Saturday, 19 March 2011

DEPTH of FIELD and Lenses

Do Wide Angle Lenses
Really Have Greater Depth of Field
Than Telephotos?

Testing The Theory

Most photographers accept the common belief that short focal length lenses have greater depth of field than do long lenses. A wide angle lens, in other words, will give greater depth of field than will a telephoto. Right? 
Sounds about right, but it's not the case. In fact, if the subject image size remains the same, then at any given aperture all lenses will give the same depth of field.
Because this is such a controversial statement, and because it initially flies in the face of common experience, I have created the following set of example images. 
The set-up for it was as you see below. Camera on a tripod and two light stands holding test subjects — a gremlin, which is the main subject, and a hand puppet the other. A tall tower at infinity is the third.
Each of the frames below was taken so that the gremlin doll is exactly the same size in each frame. I used the camera's circular center focusing spot as a size reference. The gremlin doll just filled the circle. The hand puppet on the foreground light stand is about 3 feet in front of the gremlin, and the tower is a mile or more away.
Focal lengths from a 400mm telephoto down to 17mm ultra-wide were used. The lenses were all set at f/5.6 and the gremlin doll was the point of focus. As you can see there is not enough depth of field at this aperture to have either the hand puppet or the tower in focus. This is what I wanted. Incidentally, I have not bothered to spend too much time correcting and matching the frames for colour balance or levels. DOF is all I'm concerned about illustrating.

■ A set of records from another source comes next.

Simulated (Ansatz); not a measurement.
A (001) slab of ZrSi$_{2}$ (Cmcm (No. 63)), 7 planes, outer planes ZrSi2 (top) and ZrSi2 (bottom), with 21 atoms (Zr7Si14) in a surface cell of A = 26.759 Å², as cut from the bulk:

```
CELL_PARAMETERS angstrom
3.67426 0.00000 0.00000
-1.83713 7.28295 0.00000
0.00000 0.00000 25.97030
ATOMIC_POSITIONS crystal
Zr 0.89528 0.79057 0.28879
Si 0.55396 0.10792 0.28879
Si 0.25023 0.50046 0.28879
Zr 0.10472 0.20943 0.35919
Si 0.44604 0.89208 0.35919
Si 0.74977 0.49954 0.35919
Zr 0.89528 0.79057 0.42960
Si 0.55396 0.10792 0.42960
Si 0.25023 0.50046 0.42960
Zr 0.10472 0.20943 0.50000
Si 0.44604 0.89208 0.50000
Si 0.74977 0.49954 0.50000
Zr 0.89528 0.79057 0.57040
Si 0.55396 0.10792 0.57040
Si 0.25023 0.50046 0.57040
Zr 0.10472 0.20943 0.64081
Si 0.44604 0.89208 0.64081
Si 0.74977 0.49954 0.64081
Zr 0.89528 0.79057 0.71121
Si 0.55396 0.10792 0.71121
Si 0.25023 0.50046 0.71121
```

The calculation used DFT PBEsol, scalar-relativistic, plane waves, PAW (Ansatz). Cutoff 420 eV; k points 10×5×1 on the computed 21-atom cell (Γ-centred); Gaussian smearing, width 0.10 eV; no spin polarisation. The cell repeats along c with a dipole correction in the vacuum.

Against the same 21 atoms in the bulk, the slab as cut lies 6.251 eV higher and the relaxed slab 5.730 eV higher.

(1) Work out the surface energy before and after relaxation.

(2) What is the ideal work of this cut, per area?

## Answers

The Depth of Field is Essentially The Same

As you can see, the degree to which the tower and the hand puppet are out of focus is essentially identical in each frame regardless of focal length. To be sure, perspective changes dramatically, but not depth of field.
      
400 mm                                                 200 mm   
      
100 mm                                                50 mm   
      
28 mm                                                17 mm
17 mm Enlargement
In the 28mm and 17mm frames the hand puppet is no longer visible, because to keep the gremlin doll the same size I had to get closer than 3 feet — inside the distance to the puppet. But, to show you what I can see in the original images I have blown up the 17mm frame so that you can more clearly see the distant tower. 
Clearly, the degree of unsharpness is indeed the same as in all the other frames — even the one taken with the 400mm lens. Thus the depth of field is the same. If I had been able to set up this test so that the near subject (the hand puppet) was in the frame as well you would see that it too would show the same DOF as all the other frames.

A Final Word

There are those that will no doubt find fault with either my fundamental assertion or with this test. Yes, I know that there are some flaws with both, among them that I am not taking into account diffraction and other second order effects. But, from a practical point of view, what really counts to photographers working in the real world is what ends up on a print in front of them. The fine points of optical theory are one thing, prints hanging on the wall are another. My orientation as a photographer and as a teacher is toward the pragmatic. 
If anyone is dissatisfied with this test or doesn't believe it, I urge you to go out and do your own test. All it takes is several lenses, a roll of film, a few props and a parking lot. Enjoy.